The Grammarian role is great for practicing and developing your listening and feedback skills.

The role has three duties, which are:

  1. To report on interesting, unusual or effective uses of speech and also on any grammatical errors or ‘inappropriate’ uses such as bad language
  2. To set a ‘word of the day’ and report on its use – ideally a word that is not in everyday use, but avoiding the obscure or unpronounceable
  3. To report on hesitations (Ums and Ahs) where they distract from the speaker’s message


Before the Meeting

  • Choose a ‘word of the day’ and produce 4 or 5 posters with the word displayed sufficiently large to the legible to those attending the meeting

  • Bring these with you together with blu-tack or sticky tape to attach them to the walls, windows or furniture in the room (generally the better the word is displayed, the more it will be used which adds some fun & interest to the meeting in general)
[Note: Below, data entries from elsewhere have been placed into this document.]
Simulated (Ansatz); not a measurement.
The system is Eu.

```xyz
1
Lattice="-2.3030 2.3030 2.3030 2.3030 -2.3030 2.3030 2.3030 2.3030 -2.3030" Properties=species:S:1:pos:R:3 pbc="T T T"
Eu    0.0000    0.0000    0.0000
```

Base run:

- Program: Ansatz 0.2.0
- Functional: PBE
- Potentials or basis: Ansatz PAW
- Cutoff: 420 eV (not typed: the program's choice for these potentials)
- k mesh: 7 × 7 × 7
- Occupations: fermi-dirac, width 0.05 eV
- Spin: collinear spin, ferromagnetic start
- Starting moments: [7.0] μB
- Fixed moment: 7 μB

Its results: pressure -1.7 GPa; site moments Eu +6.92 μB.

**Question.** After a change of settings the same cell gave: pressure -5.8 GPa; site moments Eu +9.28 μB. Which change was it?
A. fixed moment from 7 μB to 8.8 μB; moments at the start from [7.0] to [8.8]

  • It’s a good idea to practice and prepare your introduction so that this is as smooth as possible. Practice will significantly help you control any nerves.

At the Meeting

  • Try to arrive at least 15 minutes before the meeting start time so that you can get ready and display your word of the day posters effectively.  It’s a good idea to check that you can read them from all seats in the room.

  • After the Timekeeper has been introduced, the Toastmaster will return to the stage and introduce you.

  • Come up to the stage, shake hands with the Toastmaster and greet the audience by saying “Mr/Madam Toastmaster, fellow Toastmasters and most welcome guests…..

  • After your introduction by the Toastmaster, explain the role of the Grammarian and announce the word of the day, giving its meaning and a brief explanation/examples of its use.

  • Listen carefully to all the speakers and report your findings when called upon by the Toastmaster towards the end of the meeting.

  • Listen carefully to all the speakers use of language and grammar and Um’s and Ah’s and include this in your report at the end of the meeting.


  • Although Grammarian is often seen as a minor role, it is a serious speaking opportunity which can make an important contribution to the meeting.  Done well, it really adds to the overall enjoyment of the meeting.
  • Please avoid the trap of giving a further speech or table topic evaluation, the role is to report on language and grammar so stick to this! 
  • Finally, if you have not completed your Competent Leadership Award and still need this role signed-up you should: (A) give your Competent Leadership manual to another member before the meeting starts with the required role identified and ask her/him to complete the required section; and (B) ensure you cover all of the objectives of the selected Competent Leadership project during your performance of the role.